Being on the Team vs. Being a Teammate

Being on the Team vs. Being a Teammate

by Joe Ehrmann

Being on the team benefits your personal goals and ambitions.

Being a teammate benefits the goals and ambitions of your team and your teammates.

Being on the team can make you a bystander.

Teammates intervene in the lives and actions of their teammates.

Being on the team involves personal effort.

Being a teammate involves the efforts of every player.

Being on the team means doing what is asked of you.

Being a teammate is doing whatever is needed for the team to succeed.

Being on the team can involve blaming others and making excuses.

Being a teammate involves accepting responsibility, accountability, and ownership of the team’s problems.

Being on the team makes you “me-optic”, asking what’s in it for me?

Being a teammate makes you “we-optic”, asking what’s in it for us?

Sometimes players on the team are drawn together by common interests.
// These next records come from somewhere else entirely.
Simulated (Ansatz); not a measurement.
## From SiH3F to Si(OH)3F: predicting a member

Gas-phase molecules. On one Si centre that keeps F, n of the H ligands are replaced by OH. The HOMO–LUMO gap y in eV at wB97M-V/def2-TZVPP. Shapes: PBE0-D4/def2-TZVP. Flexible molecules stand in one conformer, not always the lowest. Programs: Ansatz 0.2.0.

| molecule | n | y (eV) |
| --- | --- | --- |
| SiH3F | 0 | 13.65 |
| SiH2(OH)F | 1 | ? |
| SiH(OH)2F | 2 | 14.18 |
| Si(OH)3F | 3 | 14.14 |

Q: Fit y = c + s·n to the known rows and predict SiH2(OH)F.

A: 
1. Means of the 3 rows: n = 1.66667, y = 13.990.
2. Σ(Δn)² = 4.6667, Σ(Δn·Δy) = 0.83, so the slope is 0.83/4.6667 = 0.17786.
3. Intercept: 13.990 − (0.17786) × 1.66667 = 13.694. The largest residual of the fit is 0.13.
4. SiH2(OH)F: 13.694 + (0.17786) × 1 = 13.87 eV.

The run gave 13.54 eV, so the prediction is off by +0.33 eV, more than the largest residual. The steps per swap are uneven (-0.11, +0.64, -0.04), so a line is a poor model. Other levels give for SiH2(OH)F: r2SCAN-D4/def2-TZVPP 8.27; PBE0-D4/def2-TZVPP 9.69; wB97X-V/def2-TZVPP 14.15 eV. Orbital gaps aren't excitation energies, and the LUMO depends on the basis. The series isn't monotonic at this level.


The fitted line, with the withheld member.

Teammates are drawn together by a common mission.

Sometimes players on a team like one another.

Teammates respect one another.

Sometimes players on a team bond together because of a shared background or compatible personalities.

Teammates bond together because they recognize every player is needed to accomplish the goal of the team.

Sometimes players on a team are energized by emotions.

Teammates energize one another out of commitment.